Daimler plans to slash headcount at its Mercedes-Benz cars division to help manage the disruptive shift to self-driving and electric vehicles.
The job cuts are aimed at saving more than 1 billion euros ($1.1 billion) by the end of 2022, Daimler said Thursday. The Stuttgart-based automaker plans to eliminate 10 percent of management positions as part of the effort to boost results.
After two rapid-fire profit warnings earlier this year, new CEO Ola Kallenius is under pressure to map out a strategy to revive flagging earnings, while at the same time ensuring that Daimler doesn’t lose its technology edge.
A costly transition to electric vehicles, together with legacy diesel issues, has forced Mercedes to drop its EBIT margin outlook to a 3 percent to 5 percent range for 2019. With global demand for cars softening, Daimler has little choice but to cut costs to eventually return Mercedes’ profitability to its long-standing range of 8 percent to 10 percent.
The road to get there will be long one. Excluding the fallout from trade wars, Daimler is targeting an operating profit margin of at least 4 percent next year and 6 percent in 2022. The trucks division will target a return on sales of more than 5 percent in 2020 and 7 percent in 2022.
At the five-star Corinthia Hotel in London, the successor of veteran Dieter Zetsche faces investors face-to-face Thursday at his first big strategy presentation since taking charge of the German auto icon in May. The company’s returns have fallen well below the margins of French mass-market rival PSA Group.
Profitability at Daimler’s sprawling commercial vehicle operations — including Mercedes-Benz trucks in Europe, Freightliner in North America and Fuso in Asia — has also trailed rival Volvo AB for years.
Among the strategy highlights:
- To strengthen the free cash flow, investment in property, plant and equipment and in research and development will be capped at the 2019 level and be reduced in the medium term.
- Daimler plans to prioritize investments with a goal of keeping net liquidity above 10 billion euros ($11 billion).
- Mercedes Trucks in Europe plans to reduce variable costs by 250 million euros ($275 million) and personnel costs by 300 million euros ($330 million) by the end of 2022.

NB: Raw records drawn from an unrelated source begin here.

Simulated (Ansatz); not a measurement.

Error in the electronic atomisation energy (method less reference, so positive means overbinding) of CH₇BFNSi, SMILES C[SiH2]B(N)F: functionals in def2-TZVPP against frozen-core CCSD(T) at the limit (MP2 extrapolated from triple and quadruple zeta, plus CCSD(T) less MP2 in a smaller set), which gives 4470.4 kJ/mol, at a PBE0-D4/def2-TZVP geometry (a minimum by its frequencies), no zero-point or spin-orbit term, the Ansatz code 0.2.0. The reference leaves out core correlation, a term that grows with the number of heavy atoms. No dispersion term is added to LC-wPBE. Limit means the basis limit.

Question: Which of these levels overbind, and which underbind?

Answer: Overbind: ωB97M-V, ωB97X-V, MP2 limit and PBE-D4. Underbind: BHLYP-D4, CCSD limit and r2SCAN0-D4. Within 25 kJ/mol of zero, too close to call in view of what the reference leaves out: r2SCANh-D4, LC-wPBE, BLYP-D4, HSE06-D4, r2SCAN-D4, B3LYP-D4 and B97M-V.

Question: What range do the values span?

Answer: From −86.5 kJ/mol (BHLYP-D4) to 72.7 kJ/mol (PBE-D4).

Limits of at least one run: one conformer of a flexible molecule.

- Daimler’s mobility services unit will counter higher regulatory capital requirements with efficiency and digitalization measures.
“Daimler urgently needs to move away from its ‘spray and pray’ investment philosophy and toward a materially more focused, sharpened allocation of its funds,” Arndt Ellinghorst, a London-based analyst with Evercore ISI, said in a note prior to the presentation. “Otherwise, the group will simply be unable to self-fund its premium mobility aspirations.”